RALEIGH, N.C. (AP) - North Carolina health department officials temporarily took over a regional managed-care mental health agency Monday because of “serious financial mismanagement” by its leaders in the wake of state reviews criticizing its spending and executive pay.
Citing state law, the Department of Health and Human Services announced control of Cardinal Innovations Healthcare Solutions and removed the current board of directors. The department will provide staff to work with Cardinal to bring it into financial compliance after “unlawful actions” by its leadership, DHHS Secretary Mandy Cohen wrote to Cardinal’s top lawyer.
DHHS now must approve all financial transactions by Cardinal, which receives hundreds of millions of federal and state taxpayer dollars annually to help treat people who are mentally ill, misuse substances or have disabilities.
“The board and Cardinal management have repeatedly violated their duty of care to properly manage the public funds to which they were entrusted,” Cohen wrote Cardinal general counsel Wallace Hollowell.
State audits determined Cardinal spent excessively on salaries for top executives, conferences and Christmas parties. CEO Richard Topping’s pay was well above what directors in the other six regional agencies received and what state law allowed, the reports said, with the Cardinal board authorizing more than $600,000 in salary and bonuses for Topping last year. Cardinal leaders argued their CEO was exempt from state salary limits.
Facing pressure from DHHS this fall, the board dramatically lowered Topping’s salary. Then, earlier this month, it fired him effective Dec. 1. Now an interim CEO will begin working in his new post immediately.

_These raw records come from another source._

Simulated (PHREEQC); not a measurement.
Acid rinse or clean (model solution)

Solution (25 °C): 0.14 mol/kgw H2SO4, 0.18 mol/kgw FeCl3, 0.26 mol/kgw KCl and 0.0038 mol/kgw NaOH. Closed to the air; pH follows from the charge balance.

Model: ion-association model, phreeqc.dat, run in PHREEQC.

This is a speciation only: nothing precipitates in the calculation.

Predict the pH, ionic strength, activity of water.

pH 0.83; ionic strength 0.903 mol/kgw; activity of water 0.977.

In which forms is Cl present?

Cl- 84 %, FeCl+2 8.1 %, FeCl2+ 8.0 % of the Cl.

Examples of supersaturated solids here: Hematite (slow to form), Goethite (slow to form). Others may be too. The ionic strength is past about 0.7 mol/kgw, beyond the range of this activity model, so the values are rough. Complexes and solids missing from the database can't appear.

The board also had agreed to generous severance packages for Topping and 10 other top executives, according to a DHHS report. Cohen said Cardinal also must, by Friday, repay the state $3.8 million in severance to Topping and three other executives who stepped down.
“We kept seeing a continued pattern of actions that was not in the best interest of the folks that the organization serves, nor … in the best interest of the taxpayers,” Cohen said in an interview.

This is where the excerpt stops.